Friday, 24 November 2017

Cracking on

We are still 13 people on station…

More people were scheduled to have arrived by now. There have been hold ups on the route from Cape Town to Novo outside of BAS’s control but these will hopefully be resolved this coming week. There is quite a lot of work building up that we need more bodies for but having less people on station does make it a little more peaceful on the living front. I think we are all enjoying that.

We are all staying in the Drewry building while the tech team work at getting the modules up and running. As more people arrive we will need the Modules living space, kitchen and bed spaces, but the Drewry sleeps about 30. I put a little short post with some pics at the end of last season here.

As we were expecting more people, it was crucial to gain access to more food. Up until now I have been working with what dry stores we stocked the Drewry with and some frozen food that had been buried at the end of last season. The buried supplies were in two different locations but both survived the winter well and proved invaluable at start-up this season.

The freezer hole marked by flags. It's covered by two boards - one of which I can dig free and pull out to gain access. That's some good snow build up behind!

I can jump down in to the freezer and grab what I need. I dug some holes in to the side of the wall which enable me to clamber out.

We buried two reefers with the majority of our frozen stock in a large hole last season. This was only accessible using the digger to dig it out and the crane to lift it out and onto sledges to move it to the Drewry with the Piston Bully. So it's a big big job for the garage as they had to get all those vehicles de-winterised and then get time to excavate these containers. The frozen supplies have done well over the winter, as expected, and this week they were dug up and relocated to outside the Drewry to be plugged in. I had mentioned my little hole-in-the-ground freezer and the reefers in a previous post here.

I plucked up the courage to have a nosy at them yesterday. It’s a daunting prospect having all that food to manage (I haven’t even posted about the containers full of dry food yet!). All our food is packed into containers in the UK – on to pallets that are stacked high and then cling-filmed around to keep them in blocks. And this is the case in these reefers too. They also get moved around quite a bit before they get to us, so if there are loose bits and bobs these get shimmied from side to side quite a bit. We do not have the luxury of unloading these into better spaces and organising it and so all our food is there,... in those containers, ...but not necessarily accessible. And of course the item you want is at the bottom of a huge stack right at the back! The reality is you just work with what you can get your hands on, until you work through enough stuff so you can get your hands on other items.

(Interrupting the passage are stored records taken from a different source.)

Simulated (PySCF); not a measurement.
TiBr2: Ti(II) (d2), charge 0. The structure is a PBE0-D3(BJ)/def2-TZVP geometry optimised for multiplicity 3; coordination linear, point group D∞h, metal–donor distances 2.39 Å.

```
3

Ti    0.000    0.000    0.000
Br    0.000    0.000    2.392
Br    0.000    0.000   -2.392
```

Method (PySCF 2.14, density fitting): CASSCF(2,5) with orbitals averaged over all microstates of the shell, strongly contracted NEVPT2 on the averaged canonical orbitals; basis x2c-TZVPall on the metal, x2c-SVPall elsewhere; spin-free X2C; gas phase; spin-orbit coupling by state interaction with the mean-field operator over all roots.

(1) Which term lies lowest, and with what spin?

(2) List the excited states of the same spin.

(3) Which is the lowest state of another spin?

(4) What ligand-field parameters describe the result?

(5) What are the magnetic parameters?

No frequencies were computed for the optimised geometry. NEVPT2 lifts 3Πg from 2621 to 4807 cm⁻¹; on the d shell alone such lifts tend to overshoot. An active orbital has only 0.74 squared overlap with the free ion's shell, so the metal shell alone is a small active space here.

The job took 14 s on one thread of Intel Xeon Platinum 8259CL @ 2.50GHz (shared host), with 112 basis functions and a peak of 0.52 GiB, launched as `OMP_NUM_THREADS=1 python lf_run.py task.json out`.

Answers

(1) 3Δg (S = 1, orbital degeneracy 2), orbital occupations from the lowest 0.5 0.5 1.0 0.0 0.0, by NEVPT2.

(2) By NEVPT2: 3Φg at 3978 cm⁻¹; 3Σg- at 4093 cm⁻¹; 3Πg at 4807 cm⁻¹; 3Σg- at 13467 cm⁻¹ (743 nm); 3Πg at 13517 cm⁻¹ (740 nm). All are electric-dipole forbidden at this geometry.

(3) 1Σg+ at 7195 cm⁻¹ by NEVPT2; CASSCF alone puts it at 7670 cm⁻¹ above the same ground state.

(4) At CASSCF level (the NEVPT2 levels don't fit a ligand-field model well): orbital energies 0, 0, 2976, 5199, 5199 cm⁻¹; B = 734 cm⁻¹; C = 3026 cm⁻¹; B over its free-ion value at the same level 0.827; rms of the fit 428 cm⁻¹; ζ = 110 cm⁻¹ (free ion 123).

In other news the Weatherhaven tents went up this week giving the Field Guides and Scientists sheltered areas they can sort their kit out in . Space is at a bit of a premium here ironically.

And in amongst worky bits and bobs there is the odd moment for a bit of down time. Al and I have managed the odd ski out to the perimeter.

A couple of weeks ago we had a little ceremony here to put the Halley signpost back in its’ rightful spot. Stu, one of our mechanical services leads, took this lovely pic. The small team who were first in at the start of the season had done a really great job, which enabled the rest of us to be there. So it was nice to acknowledge that and to take a bit of pride in our base and keeping her going under difficult circumstances. It’s no mean feat!